VSX provides 64-bit loads and stores. VSX is an add-on to POWER7, and it is part of core POWER8. Prior to VSX, you needed to perform 32-bit loads or 16-byte aligned loads for Altivec. And I've never come across VSX+POWER7 in the field. Maybe Andy has come across it.

The odd thing (to me) is, VSX provides the 64-bit loads and stores, but there are no useful 64-bit vector operations like addm and subm. You need POWER8 for the useful 64-bit vector operations. In my mind's eye, there's little reason to partition around VSX since you need POWER8 for the good stuff anyways.

I believe what Andy does after the 128-bit load is, break the value into the 5 base-26 values - which fit into a 32-bit element - and operate on the 32-bit element. 32-bit Altivec units have been around since the early days.

dot-asm commented 3 years ago

The odd thing (to me) is, VSX provides the 64-bit loads and stores, but there are no useful 64-bit vector operations like addm and subm

Well, VSX is a little bit ambiguous term, because it was extended but changes were not reflected in nomenclature. More specifically VSX itself was defined in 2.06 and extended in 2.07, among other things with 64-bit additions and subtractions, with the former being actually instrumental for this implementation. I mean it takes a 2.07-compliant processor such as POWER8 to execute it. Formally speaking one can argue that _vsx207 would be a more appropriate suffix...

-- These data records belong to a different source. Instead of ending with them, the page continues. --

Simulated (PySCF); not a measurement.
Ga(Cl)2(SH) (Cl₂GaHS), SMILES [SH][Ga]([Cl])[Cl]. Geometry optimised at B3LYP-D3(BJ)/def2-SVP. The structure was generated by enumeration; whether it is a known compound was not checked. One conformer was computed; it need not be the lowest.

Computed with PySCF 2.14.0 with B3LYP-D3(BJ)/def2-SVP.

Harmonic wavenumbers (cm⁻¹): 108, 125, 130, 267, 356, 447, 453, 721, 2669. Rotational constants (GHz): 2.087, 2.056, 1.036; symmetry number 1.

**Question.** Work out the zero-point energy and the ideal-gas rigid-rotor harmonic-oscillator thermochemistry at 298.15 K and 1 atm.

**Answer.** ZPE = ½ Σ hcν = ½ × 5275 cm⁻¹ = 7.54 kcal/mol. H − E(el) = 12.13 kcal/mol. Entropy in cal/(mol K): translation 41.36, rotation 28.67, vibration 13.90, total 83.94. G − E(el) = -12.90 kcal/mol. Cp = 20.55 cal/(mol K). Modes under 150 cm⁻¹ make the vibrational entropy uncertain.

dot-asm commented 3 years ago

"What's the point of using the poly1305_blocks_vsx label in the 64 bit implementation, if the two labels it calls, poly1305_splat and __poly1305_mul, don't use vectorization?"

If you see no point, then just don't use it:-) Nobody is twisting your arm... On more serious note, come on, for the 3rd time, when are they called? You also make it sound like calling these subroutines is all there is to it, which is as far from truth as it can get.

Mr-Draco commented 3 years ago

thank you @noloader